BUENOS AIRES, Argentina — Several former top military officials in Paraguay have been arrested as part of a cross-border law enforcement operation with Brazil to disband an arms smuggling ring that brought firearms from Europe to South America, officials said Tuesday.

The U.S. Department of Homeland Security was also involved in the year-long investigation, according to Paraguay authorities.

“The weapons were imported from Europe to Paraguay, where they were defaced and resold to intermediary groups operating on the Brazil-Paraguay border, ultimately reaching major criminal factions in Brazil,” Brazilian federal police said in a statement.

Close to 43,000 pieces of such weapons — worth around $243 million — were imported to Paraguay over the past three years under the scheme, Brazilian authorities said.

At least 13 people have been detained in Paraguay, including the former head of Paraguay’s office in charge of controlling the imports and distribution of firearms known as Dimabel, which is a division of the armed forces. The former chief of Paraguay’s Air Force, Gen. Arturo González, was also detained.

The arrests were part of at least 20 raids that took place in Paraguay and 20 in Brazil. One raid was also carried out in Kansas, according to Paraguayan authorities.
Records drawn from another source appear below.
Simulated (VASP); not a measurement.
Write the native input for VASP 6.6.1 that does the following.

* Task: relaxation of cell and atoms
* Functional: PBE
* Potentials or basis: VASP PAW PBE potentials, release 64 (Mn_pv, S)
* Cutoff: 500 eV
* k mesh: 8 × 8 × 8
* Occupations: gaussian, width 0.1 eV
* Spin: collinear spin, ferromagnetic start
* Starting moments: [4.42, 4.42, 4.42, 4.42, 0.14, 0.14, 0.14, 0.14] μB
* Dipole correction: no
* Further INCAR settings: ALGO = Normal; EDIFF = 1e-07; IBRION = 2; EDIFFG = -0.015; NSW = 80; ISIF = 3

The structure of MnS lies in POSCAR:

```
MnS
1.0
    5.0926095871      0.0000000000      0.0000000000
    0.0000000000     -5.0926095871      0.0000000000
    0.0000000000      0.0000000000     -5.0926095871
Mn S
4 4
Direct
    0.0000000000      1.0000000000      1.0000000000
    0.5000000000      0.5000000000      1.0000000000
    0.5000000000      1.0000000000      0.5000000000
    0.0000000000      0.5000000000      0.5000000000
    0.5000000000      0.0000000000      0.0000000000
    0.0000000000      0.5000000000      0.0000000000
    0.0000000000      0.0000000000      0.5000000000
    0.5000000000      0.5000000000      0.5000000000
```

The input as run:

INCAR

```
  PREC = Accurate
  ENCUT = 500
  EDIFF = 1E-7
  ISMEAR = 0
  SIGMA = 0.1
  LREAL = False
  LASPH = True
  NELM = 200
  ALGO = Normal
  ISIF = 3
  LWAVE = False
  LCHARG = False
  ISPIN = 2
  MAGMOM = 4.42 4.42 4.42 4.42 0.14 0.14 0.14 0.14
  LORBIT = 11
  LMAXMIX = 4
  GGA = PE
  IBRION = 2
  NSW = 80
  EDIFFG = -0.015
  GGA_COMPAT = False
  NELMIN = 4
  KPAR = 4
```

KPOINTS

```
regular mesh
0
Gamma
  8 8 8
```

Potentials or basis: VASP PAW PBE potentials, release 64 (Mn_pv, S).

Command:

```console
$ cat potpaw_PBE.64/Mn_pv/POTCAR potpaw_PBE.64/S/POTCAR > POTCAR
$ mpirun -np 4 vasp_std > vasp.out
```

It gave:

The investigation was able to determine that the military officials were involved in authorizing “the importation of weapons, altering documents to conform to firearms laws, as well as authorizations for irregular sales in exchange for significant sums of money,” according to a statement by Paraguay’s National Anti-Drug Secretariat.

A company based in Paraguay’s capital of Asunción that is led by an Argentine businessman was importing the weapons from manufacturers in Croatia, Turkey, the Czech Republic and Slovenia. The company allegedly used its contacts in Dimabel to get quick approval for the imports.

Once in South America, the weapons were sold to intermediaries with connections to criminal gangs in Brazil. Money from the operations was allegedly laundered through the United States.